After months of speculation, it’s official: Stacey Abrams is not running for U.S. Senate against David Perdue (R-GA) in 2020.
In an interview with GPB News Monday night, Abrams said that she is also not ruling out a White House run next year but will also not provide a timeline for any decision on that race. There are currently 20 candidates running for the Democratic nomination.
Last November, just two weeks after the former gubernatorial nominee refused to concede the election but acknowledged she would not be Georgia’s governor, Abrams gave a talk at the TEDWomen conference about the election and what was next for her.
“There are three questions I ask myself about everything I do,” Abrams told the crowd. “What do I want, why do I want it, and how do I get it?”
With rumors of potential pathways running rampant in the last few months, I posed those same questions to Abrams now that decision day had arrived: what did she want, why did she want it, and how did she plan on getting it?
“What I want is to continue to address the challenges that I see in our state and in our country around voter suppression and making certain that people are counted in the census,” she responded, without missing a beat.
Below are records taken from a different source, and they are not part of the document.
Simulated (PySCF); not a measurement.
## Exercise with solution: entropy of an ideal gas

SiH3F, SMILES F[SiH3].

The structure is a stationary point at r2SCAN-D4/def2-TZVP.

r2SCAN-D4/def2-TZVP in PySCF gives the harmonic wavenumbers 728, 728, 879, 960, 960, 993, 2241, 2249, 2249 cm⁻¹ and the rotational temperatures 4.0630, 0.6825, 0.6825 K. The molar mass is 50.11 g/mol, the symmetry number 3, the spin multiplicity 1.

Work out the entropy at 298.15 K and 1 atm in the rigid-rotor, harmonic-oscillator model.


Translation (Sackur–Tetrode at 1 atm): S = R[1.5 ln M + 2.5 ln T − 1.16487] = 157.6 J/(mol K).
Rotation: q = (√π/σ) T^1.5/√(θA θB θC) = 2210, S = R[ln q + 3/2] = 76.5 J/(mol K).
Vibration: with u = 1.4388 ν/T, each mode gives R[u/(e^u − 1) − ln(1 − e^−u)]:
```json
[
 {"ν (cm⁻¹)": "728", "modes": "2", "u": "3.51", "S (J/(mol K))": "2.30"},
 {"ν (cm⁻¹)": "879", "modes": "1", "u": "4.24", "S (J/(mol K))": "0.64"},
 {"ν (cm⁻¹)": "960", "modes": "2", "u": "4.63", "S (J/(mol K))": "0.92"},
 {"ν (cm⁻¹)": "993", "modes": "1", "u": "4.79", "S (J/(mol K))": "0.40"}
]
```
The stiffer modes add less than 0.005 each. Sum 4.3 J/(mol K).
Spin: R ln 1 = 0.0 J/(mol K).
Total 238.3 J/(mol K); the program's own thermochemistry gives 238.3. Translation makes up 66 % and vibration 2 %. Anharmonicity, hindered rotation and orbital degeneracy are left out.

Abrams says the two are yoked together “because of a deep desire to address inequality and poverty” in Georgia and beyond.
“Why I want this is because I know what it feels like to be isolated from opportunity,” she said. “I know what it means to have your voice muffled by systems that are not serving their purpose and by leaders who do not serve the people.
And how does she get there?
“In this case, not standing for an office that is not the right fit for me,” Abrams said. “And so I've declined to run for the U.S. Senate.
The former state House Minority Leader said she will instead continue to work on two Georgia-focused initiatives, Fair Fight (dealing with Georgia’s elections) and Fair Count (dealing with the census) and find ways to “continue to center Georgia, but think about how we as a state continue to be a part of a national conversation.”
Abrams is a bit more coy when it comes to joining the crowded field of Democratic hopefuls trying to challenge President Donald Trump next year.
“I will say that I think the timetable is driven currently by anticipation and not necessarily by strategy,” she said. “I don’t feel the urgency that others do but that’s because I think about elections in a very specific way.”
Any decision made about that race will be made if and when Abrams feels it’s best for her and for Georgia.
“I will always center Georgia and center the South,” she said. “Those are the parts that draw me and they will always be core to what I do.”
Her next run is likely to be a rematch with Republican Gov. Brian Kemp, who narrowly defeated Abrams in a nationally-watched race that served as a proxy war over voting rights and the role the state should play in overseeing elections.
Abrams called Kemp the “architect of voter suppression” during the campaign, and alleged his tenure as secretary of state made it harder for minorities to vote. But Kemp pointed to a record number of registered voters, increased turnout and the state’s automatic voter registration policy as evidence to the contrary.
According to a recent Brennan Center study, Georgia registered 94 percent more voters since Sept. 2016 than if the state did not use automatic voter registration.
Whatever her next move is, the “how” may be easier this time.
Since the gubernatorial election and her TED talk, Abrams has maintained a highly visible national profile. She’s frequently found in headlines of national newspapers and magazines, has been making the TV rounds for the reprinting of her book and was the first African American woman to deliver the State of the Union response.
“My reason for running for Governor was simple,” she said, standing in a union hall in Atlanta. “I love our country and its promise of opportunity for all, and I stand here tonight because I hold fast to my father’s credo – together, we are coming for America, for a better America.”
Now that Abrams has made her intentions known in the Senate race, the Democratic field will quickly shape up. Former Columbus Mayor Teresa Tomlinson released a statement Tuesday morning that she will formally declare her candidacy Wed. May 1, and several other Democrats could launch bids in the coming weeks.